Peter had a tragic childhood. His mother and he fled his birth country due to persecution. Eventually, he learned a second language and emigrated to the United States, where he became a teacher.
Since he was single and he saved money, his estate upon his death, was worth over $5,000,000. Since he had no living family remaining, he gifted his estate through his trust to a few charities.
The last year of his life was difficult for him due to illness. While he did have a trust prepared and he named a professional fiduciary as trustee, he was not ready to ask for help. When the investment companies sent him the paperwork, it remained in his office, incomplete.
Over $1,000,000 in assets were held in qualified accounts or were not transferred into his trust.
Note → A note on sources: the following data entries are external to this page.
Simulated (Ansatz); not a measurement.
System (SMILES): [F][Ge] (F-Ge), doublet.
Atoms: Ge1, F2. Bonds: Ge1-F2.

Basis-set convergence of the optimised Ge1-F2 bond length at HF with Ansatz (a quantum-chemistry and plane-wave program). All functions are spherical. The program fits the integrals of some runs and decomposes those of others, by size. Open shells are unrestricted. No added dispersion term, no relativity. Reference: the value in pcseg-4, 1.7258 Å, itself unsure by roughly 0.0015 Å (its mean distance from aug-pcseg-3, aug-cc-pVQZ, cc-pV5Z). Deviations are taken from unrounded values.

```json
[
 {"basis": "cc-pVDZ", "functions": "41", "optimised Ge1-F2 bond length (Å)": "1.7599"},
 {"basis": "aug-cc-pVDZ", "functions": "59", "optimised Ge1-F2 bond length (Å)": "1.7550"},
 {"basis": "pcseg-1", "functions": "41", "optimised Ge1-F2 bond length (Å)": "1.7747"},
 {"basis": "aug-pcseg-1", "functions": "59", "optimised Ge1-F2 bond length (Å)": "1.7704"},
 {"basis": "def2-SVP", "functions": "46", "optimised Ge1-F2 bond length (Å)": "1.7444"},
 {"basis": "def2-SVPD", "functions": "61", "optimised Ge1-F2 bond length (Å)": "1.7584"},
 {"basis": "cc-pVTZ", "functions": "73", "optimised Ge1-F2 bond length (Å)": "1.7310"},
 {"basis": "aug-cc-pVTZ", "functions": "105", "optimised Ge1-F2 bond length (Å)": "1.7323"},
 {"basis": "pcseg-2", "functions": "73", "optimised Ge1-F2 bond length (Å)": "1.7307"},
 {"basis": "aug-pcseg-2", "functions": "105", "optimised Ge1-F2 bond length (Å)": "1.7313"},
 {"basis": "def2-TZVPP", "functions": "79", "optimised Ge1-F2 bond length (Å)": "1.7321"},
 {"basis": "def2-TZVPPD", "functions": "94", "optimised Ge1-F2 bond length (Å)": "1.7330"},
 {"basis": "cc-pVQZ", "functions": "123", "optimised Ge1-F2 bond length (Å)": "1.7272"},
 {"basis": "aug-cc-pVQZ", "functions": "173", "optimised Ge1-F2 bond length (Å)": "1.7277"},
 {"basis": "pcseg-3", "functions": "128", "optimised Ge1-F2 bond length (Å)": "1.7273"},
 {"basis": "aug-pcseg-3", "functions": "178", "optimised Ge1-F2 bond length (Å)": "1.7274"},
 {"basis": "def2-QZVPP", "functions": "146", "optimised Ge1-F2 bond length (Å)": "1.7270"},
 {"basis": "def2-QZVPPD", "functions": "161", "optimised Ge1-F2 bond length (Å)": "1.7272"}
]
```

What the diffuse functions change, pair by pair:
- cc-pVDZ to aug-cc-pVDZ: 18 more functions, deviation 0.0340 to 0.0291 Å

This resulted in a probate, even though he had a trust. In addition, he named his trust as a beneficiary of his IRA accounts, rather than naming the charities as direct beneficiaries. These two choices significantly reduced the amount of the gift to his beneficiaries. This was not his intention, but merely an inability to deal with the flood of paperwork.
- If you are feeling overwhelmed by the steps in handling your financial affairs, consider bringing your named Successor Trustee or Financial Power of Attorney into your situation. If you have chosen trusted professionals or knowledgeable family, they can help.
- If you wish to give money to a charity, name the non-profit as your IRA beneficiary. This is one of the easiest ways to gift to a charity.
- While most attorneys do not recommend naming your trust as the beneficiary of your IRA due to complex IRS rules, in some situations it can make sense. This is usually because you wish to retain some control over the IRA assets and prefer that your beneficiary receive the RMD rather than an outright gift. Due to the potential tax implications, it is important to check with your attorney and even a tax advisor who understands your situation.